The following article is submitted to the editorial of MalaysiaGazette by Hafiz Hassan.
Motions of confidence are primarily of two kinds: motion of confidence in the government or prime minister (tabled by the government or backbencher) and motion of no confidence in the government or prime minister (tabled by the opposition).
Historically, there have been two motions of confidence in a newly sworn prime minister brought before the Dewan Rakyat.
The first was a motion of confidence in Prime Minister Datuk Hussein bin Onn who was sworn in as prime minister on January 15, 1976 following the death of Tun Abdul Razak in London on January 14, 1976.
On January 27, 1976 a motion of confidence in Hussien Onn which was moved by Kuala Kedah MP Datuk Senu bin Abdul Rahman was agreed and passed by the Dewan Rakyat after a two-hour debate.
The second motion of confidence was in Prime Minister Dato’ Seri Abdullah Bin Haji Ahmad Badawi who was sworn in as prime minister on October 31, 2003 after Datuk Seri Dr Mahathir Mohamad stepped down as the fourth prime minister.
Three days after the swearing in, on November 3, 2003 a similar motion of confidence in Abdullah was moved by Shah Alam MP Dato’ Ir. Mohd. Zin bin Mohamed. The motion, made under Standing Order 27(3), was also agreed and passed by the Dewan Rakyat after another two-hour debate.

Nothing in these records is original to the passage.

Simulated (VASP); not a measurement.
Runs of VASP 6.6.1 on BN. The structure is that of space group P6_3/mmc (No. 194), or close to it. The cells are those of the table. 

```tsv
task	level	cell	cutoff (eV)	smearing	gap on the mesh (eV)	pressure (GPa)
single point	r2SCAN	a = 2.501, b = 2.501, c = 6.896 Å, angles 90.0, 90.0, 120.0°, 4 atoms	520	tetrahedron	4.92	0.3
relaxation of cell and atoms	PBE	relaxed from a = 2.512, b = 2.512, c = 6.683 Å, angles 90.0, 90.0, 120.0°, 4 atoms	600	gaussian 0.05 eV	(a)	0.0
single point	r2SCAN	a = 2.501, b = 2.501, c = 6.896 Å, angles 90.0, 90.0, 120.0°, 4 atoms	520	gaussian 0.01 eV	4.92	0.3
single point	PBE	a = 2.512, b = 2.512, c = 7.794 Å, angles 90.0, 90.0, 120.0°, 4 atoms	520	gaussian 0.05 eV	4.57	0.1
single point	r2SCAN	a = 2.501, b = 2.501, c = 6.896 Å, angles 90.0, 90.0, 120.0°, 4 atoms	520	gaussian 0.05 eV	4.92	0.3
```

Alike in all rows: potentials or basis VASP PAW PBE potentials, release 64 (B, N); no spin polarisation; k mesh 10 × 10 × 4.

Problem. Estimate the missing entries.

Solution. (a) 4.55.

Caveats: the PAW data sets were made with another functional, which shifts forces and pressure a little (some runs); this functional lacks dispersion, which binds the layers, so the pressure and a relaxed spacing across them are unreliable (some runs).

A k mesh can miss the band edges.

None of the above motions was seen and taken as doubting the legitimacy of the new prime minister’s appointment or undermining the power of the Yang Di-Pertuan Agong under the Constitution.
Parliament is one of the three branches of a Westminster-style government. It is established by the Constitution under Chapter 4 and is vested by Article 44(1) with the “legislative authority of the Federation”.
Article 62 mandates Parliament to regulate its own procedure. And Article 63 confers constitutional privileges to Parliament in that “the validity of any proceedings in either House of Parliament or any committee thereof shall not be questioned in any court.”
As such, a motion of confidence in the prime minister in the Dewan Rakyat after his appointment by the Agong under Article 43(2)(a) is far from being “not in line with the Constitution.”
It does not undermine the Agong’s authority.